Fear of failure risks stalling the momentum on progressing the sustainability agenda. Businesses should embrace a more honest and transparent approach to enable others to learn from their mistakes, writes Richard Hardyment.
Why do companies fear failure? Or rather, why do so few in the world of responsible business want to talk about it? We rarely hear of a brand with a purpose that flopped, of eco-innovations with a negative return, or supply chain transformations that proved too difficult. If we want a step change in sustainable business, it’s vital that we learn from what hasn’t worked as well as what has.
We work in an industry that prizes transparency. So why the silence? It’s all the more surprising because the truth is that progress is never linear. There are setbacks, trade-offs, trial and error and outright disasters. Creating a more sustainable corporation is neither straight-forward nor easy.
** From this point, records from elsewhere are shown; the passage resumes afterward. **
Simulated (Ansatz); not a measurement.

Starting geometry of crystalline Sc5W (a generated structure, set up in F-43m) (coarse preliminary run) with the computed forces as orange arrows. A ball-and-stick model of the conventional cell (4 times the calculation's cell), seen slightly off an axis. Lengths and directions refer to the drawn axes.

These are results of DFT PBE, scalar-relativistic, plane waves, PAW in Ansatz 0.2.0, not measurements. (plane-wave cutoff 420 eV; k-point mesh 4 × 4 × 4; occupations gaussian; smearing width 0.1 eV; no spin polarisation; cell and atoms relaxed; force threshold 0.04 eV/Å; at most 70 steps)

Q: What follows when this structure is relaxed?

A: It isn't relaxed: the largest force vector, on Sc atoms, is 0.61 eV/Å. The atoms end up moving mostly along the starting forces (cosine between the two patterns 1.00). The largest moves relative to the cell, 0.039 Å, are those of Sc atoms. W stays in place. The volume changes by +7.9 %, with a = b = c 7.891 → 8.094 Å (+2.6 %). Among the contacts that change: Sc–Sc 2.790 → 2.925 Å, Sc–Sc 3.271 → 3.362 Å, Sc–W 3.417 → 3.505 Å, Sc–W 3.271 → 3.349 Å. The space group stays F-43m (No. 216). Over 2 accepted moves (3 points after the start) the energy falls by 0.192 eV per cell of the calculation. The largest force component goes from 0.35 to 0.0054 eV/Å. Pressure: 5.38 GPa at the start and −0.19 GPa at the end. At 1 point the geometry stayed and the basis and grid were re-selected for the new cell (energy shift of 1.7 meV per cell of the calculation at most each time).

Behind the scenes, some sustainability ventures – particularly the forward-thinking ones that push the boundaries – often result in failure. Consumers don’t take to a new offer. A business case just can’t be made. In this situation, most companies batten down the hatches. They close the doors – shred the paperwork! – do anything but talk about it….
There is a cultural reason for this: we hate failure. In the corporate world, being a “winner” is supposedly valued. Failure is painted as humiliating. Who wants to head a team that presides over an expensive flop? Talking about what hasn’t worked stokes fears. What might shareholders think?
This is a great shame. We could learn so much from these setbacks. Progressive corporate sustainability needs companies to try and fail as much as it needs successes – and by sharing the information, we can all learn.
The Silence of Success
There is another even more surprising field where silence reigns. As well as failures, big success stories are often amazingly thin on detail.
Case studies hail a fantastic innovation. Claims are made of cost savings of millions of dollars. But scratch beneath the surface, and hard numbers on sales volumes, cost profiles, business returns and even social impact are typically lacking.
The cause here is entirely different. It’s not embarrassment. It’s commercial confidentiality. As soon as an innovation is really successful, it becomes commercially sensitive. If a sustainable innovation becomes a runaway success, the sales data, price points, cost structure and marketing strategy become a gold mine.
Competitors might copy us! Money-saving technologies could be mimicked! The real stories behind successful innovations become a closely guarded secret.
Creating Room to Succeed and Fail
We need to create more space for companies can share their triumphs and shortcomings.
One way to facilitate more data sharing is to anonymise it. LBG, the global standard for measuring corporate community investment, was founded on a model of sharing inputs, outputs and impacts. Members have access to the detail, governed by a code of conduct as to how it can be used. In public documents, aggregating the data by industry keeps the most sensitive statistics confidential.
Secondly, we need to create an industry-wide culture that is receptive to business talking about trade-offs, partial successes, even outright flops.
Danske Bank used to have a wonderful section of the CR report focused on dilemmas (for example: “Who should pay for the cost of financial inclusion?”). This format presents two sides to an argument; it demonstrates the balance a firm has sought.
Back in 1998, Shell’s first sustainability report was entitled “Profit and Principles: Does there have to be a choice?”
Too few businesses take the opportunity of missing a target to really explain what they learnt from the process. They fear opening themselves up to criticism. Yet the truth is stakeholders don’t expect businesses to succeed all of the time. Ambition requires stretch. That means victory sometimes, and partial defeat at others. The important thing is to explain what’s been learnt along the way.
When it comes to success, no company wants competitors stealing their ideas. But more information on how accomplishments were designed and executed can raise the bar for all. A rising tide – say, more consumers embracing sustainable choices – can lift all the boats. Cross-sector learning – so-called pre-competitive collaboration – can also help to overcome competitive barriers.
Many sustainability challenges can only be solved by working together – companies, governments and civil society. That requires more space to celebrate and fail. Let’s share more detail on successes. Let’s celebrate those tricky trade-offs. Let’s really learn from flops. With all the huff and puff of sustainability reports, such tales could make for some fascinating reading.